Thomas Stuttard Tattersall EM

b. 23/01/1895 Nelson, Lancashire.  d. ? 1965 Nelson, Lancashire.

DATE OF EM ACTION: 01/10/1917 National Shell Filling Factory, Morecambe, Lancashire.

Thomas Stuttard was born on 23rd January 1895 in Nelson, Lancashire, the fourth of six children born to John Thomas and Elizabeth Tattersall (nee Stuttard). His father was a cotton weaver, and by the age of 14, Thomas had followed in his footsteps and also become a cotton weaver. On the outbreak of World War I. Thomas enlisted with the Royal Field Artillery as a Driver, and was badly wounded at the Battle of the Somme, and his wounds saw him invalided back to England. His injuries were so severe he was invalided out of the Army. On his recovery, he became a fireman for the remainder of the Great War, and it was in this capacity that he was awarded the Edward Medal in Silver (one of just 25 ever awarded) for his actions at the Munitions Factory near Morecambe on 1st October 1917.

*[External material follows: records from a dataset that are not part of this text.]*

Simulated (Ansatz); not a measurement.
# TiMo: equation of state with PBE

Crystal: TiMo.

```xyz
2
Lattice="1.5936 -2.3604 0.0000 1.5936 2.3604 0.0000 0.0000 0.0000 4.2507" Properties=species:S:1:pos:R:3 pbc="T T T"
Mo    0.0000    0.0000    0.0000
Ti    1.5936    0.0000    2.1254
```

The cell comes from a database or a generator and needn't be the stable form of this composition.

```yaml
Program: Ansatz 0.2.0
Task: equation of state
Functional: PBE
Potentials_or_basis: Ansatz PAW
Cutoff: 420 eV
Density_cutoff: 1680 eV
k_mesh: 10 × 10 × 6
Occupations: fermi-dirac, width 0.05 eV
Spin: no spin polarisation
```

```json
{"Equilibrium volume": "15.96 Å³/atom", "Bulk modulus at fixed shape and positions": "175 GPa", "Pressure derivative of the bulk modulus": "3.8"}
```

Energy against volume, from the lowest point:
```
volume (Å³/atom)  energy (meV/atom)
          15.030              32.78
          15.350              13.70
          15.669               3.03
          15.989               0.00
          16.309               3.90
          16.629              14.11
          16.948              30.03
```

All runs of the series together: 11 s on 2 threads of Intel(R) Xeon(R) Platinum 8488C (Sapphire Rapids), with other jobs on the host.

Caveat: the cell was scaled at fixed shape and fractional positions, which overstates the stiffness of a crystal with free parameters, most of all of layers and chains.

At the end of the Great War, he returned to his previous occupation as a cotton weaver, and remained in this occupation for the rest of his working life. In 1920 he married Mary Jane Holden in Burnley and by the 1939 England and Wales Register they were living with no children in Nelson, and he was still a weaver and his wife was a firelight maker. Thomas died in 1965 in Nelson, aged 70.

 

EM CITATION:

On account of their gallant conduct on the occasion of a fire which occurred at a Munitions Factory on 1st October 1917.

 

BURIAL LOCATION: UNKNOWN.

LOCATION OF MEDAL: PRIVATELY HELD. SOLD AT AUCTION IN 2010.